For example, a line in the input file such as:

<Entry text="For English For Hearing Impaired&#xa;Press 3 on Keypad"

Would be output as

<Entry text="For English For Hearing Impaired
Press 3 on Keypad"

I read that minidom is causing this, as it doesn't allow escape characters in xml attributes (I think). Is this true? And, if so, what's the best tool/method to use to parse an xml file into a python document, manipulate nodes and exchange them with other documents, and output documents back to new files?

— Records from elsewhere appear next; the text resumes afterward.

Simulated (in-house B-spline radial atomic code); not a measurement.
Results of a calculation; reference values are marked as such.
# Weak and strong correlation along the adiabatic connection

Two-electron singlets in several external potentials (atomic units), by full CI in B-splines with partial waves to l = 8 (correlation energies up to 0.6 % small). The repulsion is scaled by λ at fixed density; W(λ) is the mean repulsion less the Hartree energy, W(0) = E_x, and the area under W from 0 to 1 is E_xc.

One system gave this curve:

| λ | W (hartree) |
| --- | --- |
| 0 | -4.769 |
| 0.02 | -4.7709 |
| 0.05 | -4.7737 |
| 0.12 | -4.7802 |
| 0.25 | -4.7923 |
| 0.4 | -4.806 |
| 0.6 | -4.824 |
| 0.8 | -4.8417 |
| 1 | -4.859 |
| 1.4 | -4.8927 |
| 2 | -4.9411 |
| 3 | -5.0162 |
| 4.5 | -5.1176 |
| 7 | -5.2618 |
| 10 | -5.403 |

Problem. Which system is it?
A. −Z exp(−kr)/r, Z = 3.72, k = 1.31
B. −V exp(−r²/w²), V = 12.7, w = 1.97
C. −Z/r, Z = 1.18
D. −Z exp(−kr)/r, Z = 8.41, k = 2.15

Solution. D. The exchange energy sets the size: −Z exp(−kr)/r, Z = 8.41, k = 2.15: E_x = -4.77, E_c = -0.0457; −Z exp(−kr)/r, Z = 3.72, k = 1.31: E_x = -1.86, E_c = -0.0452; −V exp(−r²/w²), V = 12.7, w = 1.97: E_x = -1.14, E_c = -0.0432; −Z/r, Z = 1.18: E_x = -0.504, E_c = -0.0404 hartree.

If it helps, I was also parsing and saving these files using 'utf-8' encoding. I don't know if this is part of the problem or not. Thanks for any help anyone can give.

-Alex Kaiser

+2  A: 

I haven't used Python's standard xml modules since discovering lxml. It can do everything you're looking for. For example...

input.xml:

<?xml version="1.0" encoding='utf-8'?>
<root>
  <Button3 yposition="250" fontsize="16" language1="For English For Hearing Impaired&#xa;Press 3 on Keypad" />
</root>

and:

>>> from lxml import etree
>>> with open('input.xml') as f:
...     root = etree.parse(f)
...
>>> buttons = root.xpath('//Button3')
>>> buttons
[<Element Button3 at 101071f18>]
>>> buttons[0]
<Element Button3 at 101071f18>
>>> buttons[0].attrib
{'yposition': '250', 'language1': 'For English For Hearing Impaired\nPress 3 on Keypad', 'fontsize': '16'}
>>> buttons[0].attrib['foo'] = 'bar'
>>> s = etree.tostring(root, xml_declaration=True, encoding='utf-8', pretty_print=True)
>>> print(s)
<?xml version='1.0' encoding='utf-8'?>
<root>
  <Button3 yposition="250" fontsize="16" language1="For English For Hearing Impaired&#10;Press 3 on Keypad" foo="bar"/>
</root>
>>> with open('output.xml','w') as f:
...     f.write(s)
>>>
ma3
A: 

&#xa; is the XML entity for character 0x0a, or a newline. The parser is correctly parsing the XML and giving you the characters indicated. If you want to forbid or otherwise deal with newlines in attributes, you are free to do whatever you like with them after the parser gives them to you.

Ned Batchelder